I want to understand how max_samples value for a Bagging classifier effects the number of samples being used for each of the base estimators.
This is the GridSearch output:
GridSearchCV(cv=5, error_score='raise',
estimator=BaggingClassifier(base_estimator=DecisionTreeClassifier(class_weight=None, criterion='gini', max_depth=None,
max_features=None, max_leaf_nodes=None, min_samples_leaf=1,
min_samples_split=2, min_weight_fraction_leaf=0.0,
presort=False, random_state=1, spl... n_estimators=100, n_jobs=-1, oob_score=False,
random_state=1, verbose=2, warm_start=False),
fit_params={}, iid=True, n_jobs=-1,
param_grid={'max_features': [0.6, 0.8, 1.0], 'max_samples': [0.6, 0.8, 1.0]},
pre_dispatch='2*n_jobs', refit=True, scoring=None, verbose=2)
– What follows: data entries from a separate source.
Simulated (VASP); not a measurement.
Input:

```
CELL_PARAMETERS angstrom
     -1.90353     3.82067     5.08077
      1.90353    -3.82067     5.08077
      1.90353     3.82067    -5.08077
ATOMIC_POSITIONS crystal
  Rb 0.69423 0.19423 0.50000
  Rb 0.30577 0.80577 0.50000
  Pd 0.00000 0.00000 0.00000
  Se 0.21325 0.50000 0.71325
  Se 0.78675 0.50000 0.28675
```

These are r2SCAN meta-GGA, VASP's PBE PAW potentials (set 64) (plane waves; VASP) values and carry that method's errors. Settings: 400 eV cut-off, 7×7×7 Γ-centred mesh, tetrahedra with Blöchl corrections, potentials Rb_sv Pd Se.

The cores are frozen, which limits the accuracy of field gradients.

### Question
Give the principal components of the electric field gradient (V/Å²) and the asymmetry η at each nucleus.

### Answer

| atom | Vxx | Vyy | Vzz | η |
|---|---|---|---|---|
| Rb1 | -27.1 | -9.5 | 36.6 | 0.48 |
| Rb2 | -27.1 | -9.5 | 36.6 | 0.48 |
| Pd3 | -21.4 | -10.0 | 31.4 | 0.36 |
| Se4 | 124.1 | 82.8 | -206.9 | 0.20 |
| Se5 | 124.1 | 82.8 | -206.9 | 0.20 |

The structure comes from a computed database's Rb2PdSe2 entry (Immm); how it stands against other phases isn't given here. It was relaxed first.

Here I am finding out what the best params were:
print gs5.best_score_, gs5.best_params_
0.828282828283 {'max_features': 0.6, 'max_samples': 1.0}
Now I am picking out the best grid search estimator and trying to see the number of samples that specific Bagging classifier used in its set of 100 base decision tree estimators.
val=[]
for i in np.arange(100):
x = np.bincount(gs5.best_estimator_.estimators_samples_[i])[1]
val.append(x)
print np.max(val)
print np.mean(val), np.std(val)
587
563.92 10.3399032877
Now, the size of training set is 891. Since CV is 5, 891 * 0.8 = 712.8 should go into each Bagging classifier evaluation, and since max_samples is 1.0, 891 * 0.5 * 1.0 = 712.8 should be the number of samples per each base estimator, or something close to it?
So, why is the number in the range 564 +/- 10, and maximum value 587, when as per calculation, it should be close to 712 ? Thanks.